Arts Network Exhibitions
Made in Siam
Made in Siam
Opening Reception: Friday 1 July, 5.00-9.00 pm.
Installation Hours:
Friday 1/7/11 3pm-9pm
Saturday 2/7/11 1pm – 7.30pm Sunday 3/7/11 1pm – 7.30pm
Founded in 2003 by former sweatshop workers who were illegally dismissed from their factory without compensation, Dignity Returns has operated as a worker-managed garment cooperative for the past 8 years. The cooperative’s 15-person membership rotates all factory duties and makes all factory decisions collectively, following a model of production that is transparent, egalitarian, and autonomous.
Dignity Returns has forged alliances with several other collectives worldwide, including the Indonesian art-activist group Taring Padi, which supplies the factory with woodcut designs to be used for shirts supporting labor rights campaigns, and La Alameda, a worker cooperative based in Argentina, with whom the factory jointly produces the No Chains brand of sweat-free garments. While maintaining these international ties of mutual aid and global solidarity, Dignity Returns still strives to make its cooperative principles felt within Thailand, among consumers of garments, advocates of labor rights, and supporters of workers’ self-management.

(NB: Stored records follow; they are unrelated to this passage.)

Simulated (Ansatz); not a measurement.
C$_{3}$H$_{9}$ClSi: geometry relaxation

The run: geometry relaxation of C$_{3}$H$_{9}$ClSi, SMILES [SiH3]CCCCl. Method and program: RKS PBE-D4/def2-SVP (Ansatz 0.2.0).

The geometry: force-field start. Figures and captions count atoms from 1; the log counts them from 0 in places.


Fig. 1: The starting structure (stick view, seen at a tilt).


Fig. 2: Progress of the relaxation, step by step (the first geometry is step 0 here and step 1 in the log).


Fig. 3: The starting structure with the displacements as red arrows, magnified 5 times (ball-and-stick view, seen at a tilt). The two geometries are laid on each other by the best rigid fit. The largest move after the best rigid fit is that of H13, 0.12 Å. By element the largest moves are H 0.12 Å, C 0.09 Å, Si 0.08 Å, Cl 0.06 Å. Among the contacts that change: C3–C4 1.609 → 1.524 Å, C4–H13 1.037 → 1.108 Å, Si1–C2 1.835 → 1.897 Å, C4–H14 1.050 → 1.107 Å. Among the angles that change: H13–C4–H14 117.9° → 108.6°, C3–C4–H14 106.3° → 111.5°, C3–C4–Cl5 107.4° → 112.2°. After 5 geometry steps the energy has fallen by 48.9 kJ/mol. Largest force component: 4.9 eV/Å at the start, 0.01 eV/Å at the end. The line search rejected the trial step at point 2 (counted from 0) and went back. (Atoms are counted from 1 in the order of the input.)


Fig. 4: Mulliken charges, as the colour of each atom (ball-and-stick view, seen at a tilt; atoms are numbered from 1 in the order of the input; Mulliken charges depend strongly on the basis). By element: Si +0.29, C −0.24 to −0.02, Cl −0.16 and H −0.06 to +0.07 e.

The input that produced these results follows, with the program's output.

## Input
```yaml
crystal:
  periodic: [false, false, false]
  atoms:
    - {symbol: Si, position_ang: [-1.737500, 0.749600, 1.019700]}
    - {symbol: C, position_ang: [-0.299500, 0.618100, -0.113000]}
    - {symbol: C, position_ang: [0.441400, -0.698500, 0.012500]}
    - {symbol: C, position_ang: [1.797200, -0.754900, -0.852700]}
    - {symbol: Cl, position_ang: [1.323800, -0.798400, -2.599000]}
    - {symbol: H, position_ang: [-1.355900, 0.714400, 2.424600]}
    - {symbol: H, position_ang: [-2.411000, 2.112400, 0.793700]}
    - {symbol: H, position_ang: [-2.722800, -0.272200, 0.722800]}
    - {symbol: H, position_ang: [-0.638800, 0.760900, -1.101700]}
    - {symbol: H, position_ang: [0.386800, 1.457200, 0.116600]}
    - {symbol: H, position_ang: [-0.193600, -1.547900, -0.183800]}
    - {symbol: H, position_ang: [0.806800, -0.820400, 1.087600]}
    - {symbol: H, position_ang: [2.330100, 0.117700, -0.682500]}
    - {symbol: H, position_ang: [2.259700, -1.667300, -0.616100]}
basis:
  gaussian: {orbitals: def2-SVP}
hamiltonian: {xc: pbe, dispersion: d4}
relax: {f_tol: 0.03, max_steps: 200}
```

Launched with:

Made in Siam is an installation at BKK Arthouse, through which the Dignity Returns cooperative seeks to make its production public, moving machines, cutting tables, and irons from its Bangbon-based facility to the gallery space within the Bangkok Art and Culture Center. In the midst of Siam Square’s shops and offices, Dignity Returns members will operate their makeshift workshop according to those same basic cooperative principles that have kept their factory strong for nearly a decade.
BKK Arthouse and the factory invite everyone to visit its temporary production center during the weekend of July 1st -3rd to meet cooperative members, watch them create No Chains t-shirts, and learn more about the cooperative’s principles of dignified labor and democratic decision-making.
The opening party at 5pm on July 1st will serve as a launch event for a new line of No Chains shirts, jointly produced between Dignity Returns and its partner factory La Alameda, based in Buenos Aires. Dignity Returns is pleased to announce that La Alameda co-founder Gustavo Vera will be in attendance at this event, giving a brief presentation on the 2001 popular rebellion that continues to animate the art, politics, and economics of Argentina to this day. Gustavo Vera co-founded the No Chains global network of worker cooperatives after a visit to Dignity Returns in Bangkok in March 2009. He is one of the core labor activists in the factory occupations movement that began in Argentina in 2001-2002.